He was born Edwin Jack Fisher in Philadelphia, Pennsylvania, the fourth child of seven born to Joseph Fisher and Katherine Monacher.
His parents, Joe and Kate, were Russian Jewish immigrants. Joe's surname was originally Fisch, but became Fisher upon entry to the United States.
Joe Fisher was a man who was said to take out his frustrations on his wife and children, which makes it rather ironic that one of Fisher's biggest hits, "Oh! My Pa-Pa," is a celebration of a great father-son relationship.
To his family, Eddie Fisher was always called "Sonny Boy" or "Sonny," which may have been an allusion to a song made famous by Al Jolson. It was known at an early age that he had talent as a vocalist and he started singing in numerous amateur contests, which he usually won. He sang on the radio in high school and was later on Arthur Godfrey's Talent Scouts, a popular contest that was broadcast over the radio before moving to television.
By 1946 Fisher was crooning with the bands of Buddy Morrow and Charlie Ventura. He was heard by Eddie Cantor at Grossinger's Resort in the Catskills of upstate New York in 1949. Upon joining Cantor's radio show he was an instant hit and gained nationwide exposure. He was then signed to a contract with RCA-Victor Records.
Fisher was drafted into the Army in 1951 and sent to Texas for basic training. He served a year in Korea.
The photos of him in uniform during his time in the Service did not hurt his civilian career, after his discharge he became even more popular singing in top nightclubs. He also had a variety television series, Coke Time with Eddie Fisher (NBC) (1953)-(1957), appeared on Perry Como's show, The Chesterfield Supper Club, the George Gobel Show, and had another series, The Eddie Fisher Show (NBC) (1957)-(1959).

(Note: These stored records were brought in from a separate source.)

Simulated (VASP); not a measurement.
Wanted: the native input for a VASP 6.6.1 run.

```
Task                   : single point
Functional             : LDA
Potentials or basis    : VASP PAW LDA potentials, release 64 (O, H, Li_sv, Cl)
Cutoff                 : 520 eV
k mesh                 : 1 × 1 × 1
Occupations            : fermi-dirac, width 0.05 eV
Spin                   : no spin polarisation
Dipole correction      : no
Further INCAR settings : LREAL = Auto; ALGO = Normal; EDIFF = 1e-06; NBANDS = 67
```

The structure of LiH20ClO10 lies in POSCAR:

A pre-Rock and Roll vocalist, Eddie Fisher's strong and melodious tenor made him a teen idol and one of the most popular singers of the 1950s. He had seventeen songs in the Top 10 on the music charts between 1950 and 1956 and thirty-five in the Top 40, which included the 1955 song "I Love You."
In 1956, Fisher costarred with wife Debbie Reynolds in the musical comedy Bundle Of Joy. He played a serious role in the 1960 drama BUtterfield 8 with wife Elizabeth Taylor.
His best friend was showman/producer Mike Todd, who died in a plane crash in 1958. Fisher's affair and subsequent marriage to Todd's famous widow caused a show business scandal because he and his first wife, also famous, had a very public divorce.
Eddie Fisher has been married five times, first to actress Debbie Reynolds (1955-1959), second to actress Elizabeth Taylor (1959-1964), third to actress Connie Stevens (1967-1969), fourth to Terry Richard (1975-1976) and fifth to Betty Lin (1993-2001).
His last wife, Betty Lin, died April 15, 2001 in San Francisco, California.
Fisher is the father of two children by Reynolds, actress Carrie Fisher and Todd Fisher, and he is the father of two children by Stevens, actress Joely Fisher and actress Tricia Leigh Fisher.
In the 1960s he changed recording labels, moving to Ramrod Records. He also recorded for Dot Records. He then returned to RCA and had a minor singles hit in 1966 with the song Games That Lovers Play, which became the title of his best selling album. His last album for RCA was an Al Jolson tribute, You Ain't Heard Nothing Yet.
Fisher has performed in top concert halls all over the United States and headlined in major Las Vegas showrooms.
In 1981, he wrote his autobiography, Eddie: My Life, My Loves. He wrote another book in 1999 titled Been There, Done That.
Eddie Fisher has two stars on the Hollywood Walk of Fame, one for Recording, at 6241 Hollywood Boulevard, and one for TV, at 1724 Vine Street.